I called my daughter to ask her what was wrong because her texts had not been “quite” right. Blubbering with sorrow, she told me that Phyllis had been carried off in the night and was surely dead. Through tears and sniffles, she said that the worst part was imagining Phyllis’s horrible death and the fear she must have felt.
Ah, you might think her grief was for the death of a relative or a victim of the atrocities of war taking a human toll in Ukraine. And you would be right to think that. I wake up every morning to the news, conjuring up such horrible visions in my head.
But no, this wasn’t about that.
Phyllis was my daughter’s pet chicken. Before you sigh, let me say that while a chicken is hardly a human casualty, like those reported daily in the news, love and anguish has room for all the life that we hold dear. My daughter raised Phyllis and Isabelle, two bantam chickens–one silky, one curly–from the time they were chicks. She has had them a decade or more. They sat on her lap, followed her around the yard and, for several years, laid tiny little chicken eggs.

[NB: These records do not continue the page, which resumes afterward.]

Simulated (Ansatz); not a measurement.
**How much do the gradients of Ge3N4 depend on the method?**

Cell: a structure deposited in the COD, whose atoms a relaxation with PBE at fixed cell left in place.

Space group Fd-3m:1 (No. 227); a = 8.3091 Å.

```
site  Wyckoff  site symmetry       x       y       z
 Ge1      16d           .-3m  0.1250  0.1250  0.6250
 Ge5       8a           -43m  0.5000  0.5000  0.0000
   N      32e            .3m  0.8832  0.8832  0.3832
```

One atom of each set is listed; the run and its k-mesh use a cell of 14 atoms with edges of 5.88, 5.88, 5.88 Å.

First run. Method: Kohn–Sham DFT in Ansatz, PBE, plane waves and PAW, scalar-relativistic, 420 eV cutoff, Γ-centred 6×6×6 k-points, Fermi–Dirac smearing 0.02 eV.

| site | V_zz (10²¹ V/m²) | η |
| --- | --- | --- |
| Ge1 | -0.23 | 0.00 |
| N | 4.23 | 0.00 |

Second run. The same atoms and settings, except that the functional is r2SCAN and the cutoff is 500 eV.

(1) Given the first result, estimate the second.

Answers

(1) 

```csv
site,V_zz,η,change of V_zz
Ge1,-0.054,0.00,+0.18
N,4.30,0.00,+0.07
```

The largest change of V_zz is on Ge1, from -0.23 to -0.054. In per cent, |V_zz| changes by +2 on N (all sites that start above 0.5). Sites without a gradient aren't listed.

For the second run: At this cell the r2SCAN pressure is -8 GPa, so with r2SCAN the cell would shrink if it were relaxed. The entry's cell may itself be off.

Now Isabelle, somewhat demented, roams around lost without Phyllis. We have to keep her inside the house in a crate at night to keep her warm. She has lost her ability to be a chicken without Phyllis.
Winter is coming and the people of Ukraine, the Syrians still in camps, and the rest of suffering humanity awaits the cold and prays for a warm bed to sleep in and an end to the rain of death that has become part of their daily existence.
I can feel my daughter’s sadness over the loss of Phyllis.
I hope the world can feel the pain of those who need our help.